Skip to main content
Effective December 3 - NetApp adopts Microsoft’s Business-to-Customer (B2C) identity management to simplify and provide secure access to NetApp resources. For accounts that did not pre-register (prior to Dec 3) access to your NetApp data may take up to 1 hour as your legacy NSS ID is synchronized to the new B2C identity. To learn more, Read the FAQ and Watch the video.
NetApp Knowledge Base

How to perform graceful shutdown and power up of all ONTAP nodes in a cluster?

Views:
23,883
Visibility:
Public
Votes:
27
Category:
ontap-9
Specialty:
hw
Last Updated:

Applies to

  • ONTAP 9
  • AFF models
  • FAS models
  • Excluding MetroCluster

Description

Introduction

Several events might require a graceful shutdown of ONTAP equipment such as:

  • Scheduled site power outage
  • Data center wide maintenance
  • Physical system move
  • Preparation for future re-purposing of equipment
Prerequisites
  • This procedure is for non-MetroCluster configurations only
  • Local admin password for ONTAP 9
  • If using NetApp onboard key management (OKM), the cluster-wide passphrase available
  • Ensure SP/BMC for each controller is accessible
  • Stop all clients/hosts from accessing data on the NetApp system
  • Suspend external backup jobs
  • Personnel onsite to perform physical equipment tasks
  • General preparation for onsite maintenance
Prior to shutdown best practices
Identifying hardware components

The ONTAP system is comprised of one or more of the following components. Use the following links for helpful details and images to assist onsite personnel with locating and identifying the equipment.

Procedure

Performing graceful shutdown
Important: This procedure will shut down all nodes within the cluster and will make access to data on the cluster unavailable until the system is powered back up.
  1. Login to cluster via SSH. Otherwise, login from any node in the cluster using a local console cable.
  2. Generate a case suppression AutoSupport for the expected duration of the shutdown event and any descriptive text:

cluster1::> system node autosupport invoke -node * -type all -message "MAINT=8h Power Maintenance"

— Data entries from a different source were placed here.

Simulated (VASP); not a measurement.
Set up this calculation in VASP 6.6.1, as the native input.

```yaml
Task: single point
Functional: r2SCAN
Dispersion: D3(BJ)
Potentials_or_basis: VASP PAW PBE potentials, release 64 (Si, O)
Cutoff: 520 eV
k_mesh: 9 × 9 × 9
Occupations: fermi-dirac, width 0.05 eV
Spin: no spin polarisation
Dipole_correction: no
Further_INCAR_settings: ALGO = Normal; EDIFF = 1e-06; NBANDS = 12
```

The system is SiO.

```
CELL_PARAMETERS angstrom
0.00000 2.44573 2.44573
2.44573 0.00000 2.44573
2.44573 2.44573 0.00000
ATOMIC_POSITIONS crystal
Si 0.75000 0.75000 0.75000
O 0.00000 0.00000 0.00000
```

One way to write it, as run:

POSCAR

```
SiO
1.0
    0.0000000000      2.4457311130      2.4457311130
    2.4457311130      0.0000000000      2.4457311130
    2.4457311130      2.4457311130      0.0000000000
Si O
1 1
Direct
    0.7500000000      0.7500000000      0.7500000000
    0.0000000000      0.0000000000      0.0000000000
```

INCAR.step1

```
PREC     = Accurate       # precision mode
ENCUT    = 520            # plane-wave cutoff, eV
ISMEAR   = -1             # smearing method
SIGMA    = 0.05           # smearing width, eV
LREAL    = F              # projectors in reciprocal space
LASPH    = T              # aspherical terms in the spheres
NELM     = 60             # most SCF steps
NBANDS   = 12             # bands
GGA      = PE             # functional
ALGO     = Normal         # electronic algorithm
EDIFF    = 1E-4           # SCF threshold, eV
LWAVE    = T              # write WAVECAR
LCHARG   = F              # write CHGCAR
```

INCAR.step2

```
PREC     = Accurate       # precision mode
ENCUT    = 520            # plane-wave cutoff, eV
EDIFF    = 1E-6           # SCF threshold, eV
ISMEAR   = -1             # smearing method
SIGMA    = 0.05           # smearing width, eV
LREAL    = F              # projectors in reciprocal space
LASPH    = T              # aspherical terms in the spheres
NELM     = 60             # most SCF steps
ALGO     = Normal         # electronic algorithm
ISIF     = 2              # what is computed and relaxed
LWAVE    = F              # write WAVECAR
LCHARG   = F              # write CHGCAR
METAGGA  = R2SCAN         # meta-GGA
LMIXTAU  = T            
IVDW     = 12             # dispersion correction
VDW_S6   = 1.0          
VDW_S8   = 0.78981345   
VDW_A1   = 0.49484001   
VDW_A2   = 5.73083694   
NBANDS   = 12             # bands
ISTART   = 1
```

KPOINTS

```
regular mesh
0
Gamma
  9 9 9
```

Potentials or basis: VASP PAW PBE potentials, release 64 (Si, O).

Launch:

  1. Identify SP/BMC IP address of all nodes:

cluster1::> system service-processor show -node * -fields address
node address
-------------- ------------
cluster1-01 10.10.10.10
cluster1-02 10.10.10.20
cluster1-03 10.10.10.30
cluster1-04 10.10.10.40

  1. Exit cluster shell:

cluster1::> exit

  1. Connect to SP/BMC over SSH using the IP address of any node from step #3. Otherwise, connect a local console cable to the node. Login using the same cluster administrator credentials. 

If accessing via the SP/BMC prompt, switch to system console and supply the cluster administrator credentials:

SP-login: login:
login as: admin
admin@10.10.10.10's password:
SP cluster1-01> system console
Type Ctrl-D to exit.
SP-login: admin
Password:
cluster1::>​​​​

Note: Open an SSH session window to every SP for monitoring as described in this step.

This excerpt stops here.